FedPoisonTTP: A Threat Model and Poisoning Attack for Federated Test-Time Personalization
Md Akil Raihan Iftee 1, Syed Md. Ahnaf Hasan 1, Amin Ahsan Ali 1, AKM Mahbubur Rahman 1, Sajib Mistry 2, Aneesh Krishna 2
Published on arXiv
2511.19248
Data Poisoning Attack
OWASP ML Top 10 — ML02
Key Finding
Compromised federated participants using FedPoisonTTP substantially diminish overall test-time adaptation performance across clients on corrupted vision benchmarks.
FedPoisonTTP
Novel technique introduced
Test-time personalization in federated learning enables models at clients to adjust online to local domain shifts, enhancing robustness and personalization in deployment. Yet, existing federated learning work largely overlooks the security risks that arise when local adaptation occurs at test time. Heterogeneous domain arrivals, diverse adaptation algorithms, and limited cross-client visibility create vulnerabilities where compromised participants can craft poisoned inputs and submit adversarial updates that undermine both global and per-client performance. To address this threat, we introduce FedPoisonTTP, a realistic grey-box attack framework that explores test-time data poisoning in the federated adaptation setting. FedPoisonTTP distills a surrogate model from adversarial queries, synthesizes in-distribution poisons using feature-consistency, and optimizes attack objectives to generate high-entropy or class-confident poisons that evade common adaptation filters. These poisons are injected during local adaptation and spread through collaborative updates, leading to broad degradation. Extensive experiments on corrupted vision benchmarks show that compromised participants can substantially diminish overall test-time performance.
Key Contributions
- Identifies and formalizes the security threat of test-time data poisoning in the federated personalization setting, a previously overlooked vulnerability.

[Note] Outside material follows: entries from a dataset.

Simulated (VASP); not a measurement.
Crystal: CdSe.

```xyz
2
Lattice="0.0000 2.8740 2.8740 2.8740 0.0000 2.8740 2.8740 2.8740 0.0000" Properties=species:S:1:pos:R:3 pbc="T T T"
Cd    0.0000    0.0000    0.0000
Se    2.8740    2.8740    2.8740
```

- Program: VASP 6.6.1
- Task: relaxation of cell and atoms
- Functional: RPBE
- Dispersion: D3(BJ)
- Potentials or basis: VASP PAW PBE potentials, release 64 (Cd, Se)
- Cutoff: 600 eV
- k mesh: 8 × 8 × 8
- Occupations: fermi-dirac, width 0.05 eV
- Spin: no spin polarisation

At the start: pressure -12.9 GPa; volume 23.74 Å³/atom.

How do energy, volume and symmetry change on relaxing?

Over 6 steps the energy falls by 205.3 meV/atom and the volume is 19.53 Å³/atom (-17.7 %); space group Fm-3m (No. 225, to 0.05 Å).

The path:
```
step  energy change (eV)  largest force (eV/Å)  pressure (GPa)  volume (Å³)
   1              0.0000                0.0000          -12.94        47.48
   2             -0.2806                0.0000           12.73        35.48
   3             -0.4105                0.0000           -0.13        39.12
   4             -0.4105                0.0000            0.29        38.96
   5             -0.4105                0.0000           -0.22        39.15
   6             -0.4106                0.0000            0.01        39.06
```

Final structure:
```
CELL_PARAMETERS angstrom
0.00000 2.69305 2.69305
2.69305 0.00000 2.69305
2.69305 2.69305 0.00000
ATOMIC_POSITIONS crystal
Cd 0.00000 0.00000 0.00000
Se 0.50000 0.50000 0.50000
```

- Proposes FedPoisonTTP, a grey-box attack that distills a surrogate model via adversarial queries and synthesizes in-distribution poisons using feature-consistency constraints.
- Demonstrates that high-entropy and class-confident poisons evade common adaptation filters and cause broad performance degradation across clients via collaborative update propagation.
🛡️ Threat Analysis
FedPoisonTTP is fundamentally a data poisoning attack: it synthesizes poisoned inputs injected during local test-time adaptation (which acts as on-the-fly training data for the adaptation step), corrupting local models that then spread the degradation through federated aggregation. The goal is broad performance degradation — characteristic of ML02 — not a hidden triggered behavior (ML10). The compromised participant submitting adversarial model updates is the canonical federated poisoning pattern that ML02 covers.